Metadata Records into HathiTrust
General HathiTrust metadata submission guide https://goo.gl/FCbQBS
Step 1: Create an itemized set of physical items (NUL uses barcodes)
- Create a spreadsheet with the header: Barcode -- format the column as text so that numeric strings do not convert to Scientific Notation.
- Upload record set into ALMA: Admin > Manage Sets > Add set > itemized
- Set content type = Physical items
- Upload file, then Save
- To see an error file: Administration > Manage Jobs > Monitor Jobs
- Confirm count of set members matches count on spreadsheet of barcodes. Actions > Members
Step 2: Export from ALMA using a publishing profile (need correct ALMA permissions to do this)
- ALMA menu > Resources > Publishing Profile > Add Profile
- Profile Details
- Select set name
- Publishing Mode: Full
- FTP – [your local ftp server]
- Physical format: Binary // number of records in file: one
- Data Enrichment
- Add holding information > checked
852 $b $c $h $i
- Add items information > checked
- Include item information >
955 $b (barcode) $v (description) $d (permanent location) $e (call number)

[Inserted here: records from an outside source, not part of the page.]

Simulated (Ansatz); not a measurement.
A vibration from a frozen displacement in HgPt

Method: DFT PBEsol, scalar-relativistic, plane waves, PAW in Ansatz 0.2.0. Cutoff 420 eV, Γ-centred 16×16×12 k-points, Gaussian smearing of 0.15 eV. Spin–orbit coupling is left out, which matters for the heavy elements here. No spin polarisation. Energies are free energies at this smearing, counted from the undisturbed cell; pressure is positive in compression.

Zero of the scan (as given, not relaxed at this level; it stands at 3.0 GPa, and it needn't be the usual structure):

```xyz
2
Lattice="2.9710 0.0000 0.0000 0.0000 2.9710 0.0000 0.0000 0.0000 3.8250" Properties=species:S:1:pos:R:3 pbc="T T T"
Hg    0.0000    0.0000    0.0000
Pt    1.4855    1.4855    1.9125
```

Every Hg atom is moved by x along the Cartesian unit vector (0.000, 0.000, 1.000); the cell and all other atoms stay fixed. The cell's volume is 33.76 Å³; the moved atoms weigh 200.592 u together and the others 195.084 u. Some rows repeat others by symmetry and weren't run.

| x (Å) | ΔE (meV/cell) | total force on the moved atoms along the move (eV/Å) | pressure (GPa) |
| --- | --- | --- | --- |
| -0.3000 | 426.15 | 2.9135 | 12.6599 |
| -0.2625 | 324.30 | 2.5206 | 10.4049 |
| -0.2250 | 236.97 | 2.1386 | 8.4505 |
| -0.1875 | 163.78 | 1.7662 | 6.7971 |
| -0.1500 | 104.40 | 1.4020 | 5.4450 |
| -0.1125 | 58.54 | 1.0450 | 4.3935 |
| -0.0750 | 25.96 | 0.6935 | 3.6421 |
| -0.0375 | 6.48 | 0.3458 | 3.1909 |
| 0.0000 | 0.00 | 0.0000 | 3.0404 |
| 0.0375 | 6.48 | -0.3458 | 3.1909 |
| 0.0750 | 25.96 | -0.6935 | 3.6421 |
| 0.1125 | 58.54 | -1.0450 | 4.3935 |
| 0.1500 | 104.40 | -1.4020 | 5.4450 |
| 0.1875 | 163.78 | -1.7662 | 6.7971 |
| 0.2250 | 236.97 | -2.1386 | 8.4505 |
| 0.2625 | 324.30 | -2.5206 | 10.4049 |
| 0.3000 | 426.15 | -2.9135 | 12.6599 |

- Run publishing profile > Actions -> Run
- Include item information >
Step 3: Check publishing report and download file
- Use FileZilla to download your exported file
- [login to your local ftp server]
- drag the file over to My Documents
- Open with MARCEdit > MARC Tools
- convert file to .mrk format (MARC Breaker function)
Step 4: Fields to remove/add -- Note: this could also be done with a normalization rule
- Open the .mrk file created in MARCEdit
- Remove 9XX fields other than the 955. (948, 949, 938, 994)
- Remove 035 $9, ONLY 035 with OCLC should remain – also no 019 or 035 $z
- Required elements:
LDR (000), 001, 008, 035 $a (OCoLC) 040 $c, 245, 300 $a
Step 5: Record checks using MARCEdit
- Make sure the counts of
000/001/008/035/245/955equal the same quantity (one bib per item record)
- Check MARCEdit MARC validation report
- Confirm that all records have only one OCLC number
- Validate headings – correct and establish headings as needed
Step 6: Convert final file to XML
In MARCEditor, compile .mrk file into MARC - File menu > Compile file into MARC. This will create .mrc file which is also UTF encoded. Close file.
Use MARCEdit tools to convert final file to MARC21XML
Click the MARC Tools Icon
Supply input and Output file names and make sure to select MARC->MARC21XML.
Step 7: Uploading to Zephir
[HathiTrust gives you a naming convention]
This naming convention also ensure sthat your files are not run through your configuration for any Google-scanned materials.
Use CoreFTP to upload file
Upload file to ftps.cdlib.org/submissions
Step 8: Send notification email to CDL
file name=<file name>
file size=<file size in bytes>
record count=<number of records>
notification email=<email address to which you would like your run notification sent>
Step 9: look at error reports, etc.
Run reports for contributor's files are posted to their FTPS space, in the subdirectory ftps.cdlib.org/runreports.
You are responsible for retrieving your own error files via FTPS from ftps.cdlib.org/errfiles. Error files will remain in the FTPS location for 60 days.
Error files will be provided as MARCXML files using the file naming convention: original_file_name_error.xml
Correcting your records and re-submitting them
After correcting the errors, you may re-submit the records to ftps.cdlib.org/submissions , following the same guidelines you followed for initial record submission. Important : Because the loader script implements updates to records relying on a change in the date associated with each, it is critical that the filename used for the corrected records includes the date of re-submission and NOT the date included in the name of the file as initially submitted.